Firefox 1.0 — browser diversity returns

Mozilla Firefox 1.0 shipped on 9 November. The browser landscape has been dominated by Internet Explorer since the late 1990s; Firefox's arrival is the first credible alternative for mainstream users in some years. The structural implications are larger than the specific release.

This is going to be a longer post because the browser-diversity question is structurally important and I want to think it through.

What Firefox is

Firefox is a stand-alone web browser derived from the Mozilla Application Suite. The 1.0 release is the result of several years of progressive development:

  • The Mozilla project itself began as the open-source release of Netscape's source code in 1998.
  • The Mozilla browser shipped as part of the Mozilla Suite for years; Firefox is the spun-off stand-alone browser.
  • Firefox 1.0 represents the first stable, mainstream-targeted release of the stand-alone browser.

The technical foundation is the Gecko rendering engine — substantially different from IE's Trident engine. The user-interface is XUL-based — substantially different from Windows-native widgets. The codebase is open-source.

What Firefox does that IE does not

Several substantive differences.

Tabbed browsing. Multiple pages within a single browser window. Mozilla has had this for years; IE does not. The user-experience improvement is meaningful.

Pop-up blocking by default. Built into the browser; on by default; specific sites can be added to an allow-list. IE has added pop-up blocking in Windows XP SP2; Firefox has had it longer and includes it cross-platform.

An extensions ecosystem. Third-party developers can write small applications that run within Firefox; the user installs them per-browser. The ecosystem is small in November 2004 but growing rapidly. Specific extensions for ad-blocking, web-development tools, password management, and various other purposes are available.

Cross-platform availability. Windows, macOS, Linux, BSD. IE is Windows-only. For users on non-Windows platforms, Firefox represents the first credible mainstream-quality browser option.

Why this matters structurally

Three observations.

Browser-engine diversity is now a security property. When IE was the only mainstream browser, vulnerabilities in IE affected essentially everyone. As Firefox gains share, vulnerabilities in either engine affect a fraction of users; an attacker who wants broad reach must develop exploits against multiple engines.

The cumulative effect on the threat landscape is positive. The economic incentive for mass IE exploitation drops as the IE share drops; cross-engine exploitation is harder than single-engine.

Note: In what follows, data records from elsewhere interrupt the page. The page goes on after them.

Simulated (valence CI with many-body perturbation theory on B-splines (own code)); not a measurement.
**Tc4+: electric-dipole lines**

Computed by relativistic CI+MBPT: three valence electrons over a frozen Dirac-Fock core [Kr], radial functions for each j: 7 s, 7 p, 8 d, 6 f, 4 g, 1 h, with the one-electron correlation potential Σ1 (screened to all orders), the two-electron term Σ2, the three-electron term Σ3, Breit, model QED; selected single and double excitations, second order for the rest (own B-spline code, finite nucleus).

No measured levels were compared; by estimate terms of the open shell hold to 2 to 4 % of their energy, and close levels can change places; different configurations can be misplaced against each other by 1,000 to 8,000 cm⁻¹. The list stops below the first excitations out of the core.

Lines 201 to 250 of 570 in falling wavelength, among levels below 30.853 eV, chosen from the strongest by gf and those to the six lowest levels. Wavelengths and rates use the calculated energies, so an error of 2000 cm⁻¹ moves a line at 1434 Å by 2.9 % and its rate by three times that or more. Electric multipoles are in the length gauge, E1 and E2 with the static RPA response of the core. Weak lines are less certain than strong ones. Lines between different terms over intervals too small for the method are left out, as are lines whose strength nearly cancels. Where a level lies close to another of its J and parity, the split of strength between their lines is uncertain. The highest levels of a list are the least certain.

The IE security model is being meaningfully challenged. IE's history has included substantial security-architecture choices (ActiveX, deep operating-system integration, the Local Intranet Zone) that make security difficult. Firefox's architecture starts cleaner. The security competition between the two products is healthy for both.

Microsoft has been forced to respond. XP SP2's IE hardening is at least partially a response to the Firefox emergence. Without a credible competitor, Microsoft would have less reason to invest in IE security improvements. The competition produces better outcomes for users.

What Firefox does about security

Several specific security properties worth noting.

A different default trust model. Firefox does not have IE's "trusted sites" zone concept; all web content is treated as untrusted by default. The model is simpler and produces fewer surprises.

No ActiveX support. ActiveX has been a substantial source of IE vulnerabilities. Firefox cannot run ActiveX; the entire category of attack does not apply.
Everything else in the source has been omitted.